After spending several days as a snotty, coughy, achy, feverish petri dish, I’m upright once again and ready to continue my grand tradition of blogcrastination. Blogcrastination is a beautiful, versatile, made-up little term. It refers both to blogging when I should be doing something else and to doing something else when I should be blogging. As you might have noticed, I’ve trended a bit more toward the latter lately, the snot factory notwithstanding.
Here’s my trouble: Being given to protracted bouts of curmudgeonly snark, I generally pull up the keyboard only when I’m irked about something. I can be piercing or catty or wittily critical all day long–and we’ll skip the psychoanalysis portion of today’s post, if you don’t mind. Suffice it to say that I hold that humor and martinis are both best served dry, dry, dry, and some folks don’t appreciate the flavor.
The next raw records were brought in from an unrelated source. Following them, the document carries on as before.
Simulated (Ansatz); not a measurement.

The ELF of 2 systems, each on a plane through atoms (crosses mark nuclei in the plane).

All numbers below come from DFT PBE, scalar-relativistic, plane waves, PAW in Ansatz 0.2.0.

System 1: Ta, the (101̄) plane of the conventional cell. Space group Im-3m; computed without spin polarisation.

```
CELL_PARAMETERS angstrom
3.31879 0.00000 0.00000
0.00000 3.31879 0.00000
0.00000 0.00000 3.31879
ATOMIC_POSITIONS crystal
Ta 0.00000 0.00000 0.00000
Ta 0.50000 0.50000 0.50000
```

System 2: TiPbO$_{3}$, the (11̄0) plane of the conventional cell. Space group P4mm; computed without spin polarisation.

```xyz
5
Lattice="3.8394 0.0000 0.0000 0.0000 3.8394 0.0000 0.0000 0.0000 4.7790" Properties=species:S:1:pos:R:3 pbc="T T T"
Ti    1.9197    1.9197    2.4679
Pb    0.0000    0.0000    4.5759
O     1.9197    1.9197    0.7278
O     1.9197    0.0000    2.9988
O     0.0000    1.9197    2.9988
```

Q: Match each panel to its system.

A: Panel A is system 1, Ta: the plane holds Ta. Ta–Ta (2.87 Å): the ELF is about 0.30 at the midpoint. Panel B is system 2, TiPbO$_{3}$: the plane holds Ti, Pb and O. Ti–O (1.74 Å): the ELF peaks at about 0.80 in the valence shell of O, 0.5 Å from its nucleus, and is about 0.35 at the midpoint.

I’ve been reading a lot about yoga and meditation lately, and trying my hand at some of it. As I’ve mentioned, I’m boldly going where most rationally inclined, left-brain types never do, trying to pick up a little skill at energy work, and using it to get more deeply acquainted with myself. It’s heady stuff, and feels more true than anything I’ve ever encountered. My guts, my bones, my atoms know that I’m onto something, and I want to learn more.
So I have a conflict: how does an inveterate sarcastic become adept at a practice that’s ultimately rooted in the purest form of love and compassion? How does a judgmental snark become a yogi who really does see and honor that spark of the divine that’s in all of us? I want to have my cake and eat it too… and we all know how that turns out.
I wrote an appropriate, if ever-so-slightly tangential take on this dilemma some time ago over here. It bears repeating.
I haven’t the energy or the inclination to confirm tonight that this quotation is attributed appropriately, but Google tells me that Ezra Pound said, “I have never met a poet worth a damn that was not irascible.” It might amuse you to note that I discovered that gem while idly googling “irascible buddha.” Really, the words just aren’t coming so easily tonight, and I was looking for an easy way out. If the I.B. is a legitimate aspiration, I can throw in the towel right now. Alas, I don’t think it exists. But you have to admit it would make a damn fine band name. I could just take up the guitar with my cake…
Regardless, I’m not saying anything original here. This sort of conflict has been around about as long as abstract thought itself. It’s really just another way of saying that I want to be good and worthy but still get my kicks, too. I want to make the world a better place by having been here, and I want to give it a spanking and put it in time-out for having needed the improvement in the first place. I want to see god in the people around me, but most days I can’t stand to look at them. It’s ultimately hubris, I suppose–I think I can be wholly responsible for The State We’re In, both passively criticizing and actively changing everything around me.
Whatever the reason, it makes for a little blogging problem. I’m here simply to write, a directive that gives quite a bit of leeway. But I’m also conscious of the fact that I have readers, and they may not welcome a steady diet of acrimony and spite, no matter how amusingly worded. Then we get into the sticky territory of policing my own words, which leads right back into that old judge not debate, which gets me after my own tail until I just collapse on the floor. Circular thinking is the drug of choice for intellectual procrastinators–you do a lot of work, but get absolutely nowhere at all. It allows one to maintain the illusion of productivity. And, boy howdy, is productivity one of my golden calves.
Both hard science and woowoo tend to agree that all organisms strive for homeostasis, for balance. Balance implies two or more opposing forces reaching some sort of harmony, not the annihilation of one by the other–which suggests that I can have my dry martini commentary and my unicorns and rainbows. My irascible and my buddha. It’s a hopeful thought.